A retry that the broker can resolve to the original accept must do so
before any operation that could fail (rate limit, capacity check,
auth-quota, etc.). B0 reads — non-mutating, no transaction — so it can
be skipped on the strictly-new-id path with negligible cost (one
indexed PK lookup against the dedupe table).
**Race semantics for new ids (v10 — codex r9)**: B0 is a non-locking
read; two same-id requests can both miss B0 simultaneously. Without
care, both would consume rate-limit budget. v10 requires the limiter
to be **idempotent over `(mesh_id, client_message_id, window)`**:
budget is consumed at most once per id-window pair regardless of
concurrent retries (§4.6.4). The "second" retry that misses B0 still
sees its `INCR` short-circuited by the limiter and proceeds to B2/B3
without budget impact. Whichever request wins the dedupe `INSERT`
commits; the loser sees fingerprint match (rollback to `200
duplicate`) or mismatch (`409`).
**Daemon-mediated callers**: in v0.9.0 the daemon is the only B-phase
caller. Daemon-mediated callers see only the daemon-layer rules
(§4.6.1). The broker's "may retry with same id" wording in the table
above applies to direct broker callers only (none in v0.9.0; reserved
for future SDK paths).
**Critical guarantee (v9 — tightened from v8)**: a dedupe row exists
**iff the broker accept transaction committed (B3)**. There is no
broker code path where a permanent 4xx leaves a dedupe row behind.

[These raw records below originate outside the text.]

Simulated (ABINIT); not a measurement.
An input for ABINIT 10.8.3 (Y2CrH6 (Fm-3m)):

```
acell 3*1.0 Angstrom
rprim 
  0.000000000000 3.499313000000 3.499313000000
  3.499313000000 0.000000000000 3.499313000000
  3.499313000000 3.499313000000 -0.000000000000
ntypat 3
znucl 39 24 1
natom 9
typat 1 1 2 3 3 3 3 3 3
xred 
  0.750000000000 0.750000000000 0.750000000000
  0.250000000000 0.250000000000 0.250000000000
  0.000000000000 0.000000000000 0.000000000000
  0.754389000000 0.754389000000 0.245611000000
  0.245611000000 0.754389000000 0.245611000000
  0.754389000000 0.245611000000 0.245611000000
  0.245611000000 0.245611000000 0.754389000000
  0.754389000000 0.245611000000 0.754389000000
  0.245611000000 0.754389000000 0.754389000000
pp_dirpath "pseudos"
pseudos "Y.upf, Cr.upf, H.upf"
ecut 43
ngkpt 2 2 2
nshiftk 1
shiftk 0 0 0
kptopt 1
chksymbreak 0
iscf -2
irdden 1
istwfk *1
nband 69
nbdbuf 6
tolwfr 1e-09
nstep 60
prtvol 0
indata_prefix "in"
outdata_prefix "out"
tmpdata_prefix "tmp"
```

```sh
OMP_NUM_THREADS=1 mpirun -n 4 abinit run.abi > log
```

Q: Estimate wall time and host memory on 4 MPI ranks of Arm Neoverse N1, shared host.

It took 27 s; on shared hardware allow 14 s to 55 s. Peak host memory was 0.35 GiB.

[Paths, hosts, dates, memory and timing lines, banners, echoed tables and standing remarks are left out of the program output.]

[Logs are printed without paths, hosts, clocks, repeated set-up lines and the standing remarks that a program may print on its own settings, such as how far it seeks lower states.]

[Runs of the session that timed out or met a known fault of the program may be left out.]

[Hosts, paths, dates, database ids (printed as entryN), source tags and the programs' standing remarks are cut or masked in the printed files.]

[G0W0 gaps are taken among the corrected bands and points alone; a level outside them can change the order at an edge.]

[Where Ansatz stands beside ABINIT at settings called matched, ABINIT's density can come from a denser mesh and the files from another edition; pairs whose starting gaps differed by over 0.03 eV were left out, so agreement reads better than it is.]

If the broker decides post-commit that an accepted message is invalid
(async content-policy job, async moderation, etc.), that's NOT a
permanent rejection — it's a follow-up event that operates on the
`broker_message_id`, not on the dedupe key.
#### 4.6.4 Rate limiter — idempotent over `(mesh, client_id, window)` (v10 — codex r9)
Codex r9 caught: v9's plain `INCR` limiter would let idempotent
retries burn budget. A daemon retry of an already-committed message
that gets rate-limit-rejected creates a split-brain (broker has it,
daemon marks dead). v10 makes the limiter idempotent over
`(mesh_id, client_message_id, window_bucket)` so retries are free.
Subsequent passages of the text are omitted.